Frank Gehry, Tiffany, and Maria Sharapova.
As the world’s largest Guggenheim, in Abu Dhabi, moves closer to realization, its architect, Frank Gehry, is engaged in a much smaller design project–creating jewelry for Tiffany & Co. Last month the firm launched two new Gehry collections: “Paper” and “Star.”
“Paper” features earrings, bracelets, and brooches in 18-karat yellow gold that look like crinkled paper. A cuff with rough diamonds set into the folds retails at $14,500. It was inspired by a “little building we did for Sophie Calle in Paris,” Gehry told ARTnews over lunch in Manhattan’s Financial District. “All building materials are hard-edged, and I’ve always wanted to get painterly,” he explained. “If you look at Kandinsky, he went into abstraction, but he kept the painterly edges, right? So that’s sort of a humanistic tendency I think.” Gehry shared his idea with Tiffany’s director of merchandising, Priya Jain, who worked with the company’s craftsmen to achieve the effect.
“Then I wanted to work in concrete,” Gehry said, pointing to a bangle worn by Jain, who showed off the piece to the president of the Guggenheim Foundation, Jennifer Stockman, and to a reporter. Thin, light, and angular, with a smooth finish one might not expect from the pedestrian building material, the bangle was a prototype that won’t be available until next fall.
“I’m having fun and I’m learning stuff,” the 80-year-old Pritzker Prize–winning architect said. “What I like about it is dealing with materials and a level of craftsmanship that you don’t get in architecture.” Among those materials are agate, rhodonite, jade, and palma nera wood. Gehry also volunteered, “I like looking at women.”
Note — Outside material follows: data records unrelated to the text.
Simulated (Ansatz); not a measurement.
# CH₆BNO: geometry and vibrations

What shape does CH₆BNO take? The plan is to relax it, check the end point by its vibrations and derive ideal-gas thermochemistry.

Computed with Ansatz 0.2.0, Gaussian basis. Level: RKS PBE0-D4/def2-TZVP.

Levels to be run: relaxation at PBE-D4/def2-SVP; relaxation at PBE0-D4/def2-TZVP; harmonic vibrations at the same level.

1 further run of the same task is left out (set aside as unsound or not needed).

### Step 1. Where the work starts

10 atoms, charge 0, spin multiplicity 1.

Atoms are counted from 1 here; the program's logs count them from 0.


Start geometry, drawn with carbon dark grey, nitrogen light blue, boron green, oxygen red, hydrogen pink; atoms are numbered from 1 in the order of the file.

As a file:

One assignment in particular brought an intriguing design challenge together with a chance for him to meet Russian-born tennis star and fashion plate Maria Sharapova. Tiffany has an arrangement with the sometime model to wear its jewelry when she plays in four major tournaments annually. So Sharapova, who was already a fan of his architecture, visited Gehry, who does not play tennis, to discuss a design for earrings. As he described the problem, “They can’t dangle, they have to hang down, and they can’t jiggle a lot. It’s about fluidity.” Gehry came up with a single diamond attached to a curving sliver of sterling silver. The limited-edition “Stria” earrings, which Sharapova wore in three rounds of play at this year’s U.S. Open, retail for $850.
It was Gehry’s idea to design jewelry, and he found a willing partner in Tiffany & Co., with the first pieces debuting in 2006. There are currently well over 100 Gehry designs for Tiffany, mostly women’s jewelry, but there are a few objects in other categories, such as vases, bowls, and handblown Venetian glass paperweights. All this luxury raises the question: Does Gehry make a lot of money from the venture? “It’s not about that,” the architect said. “It all goes into a trust to do some good someday.”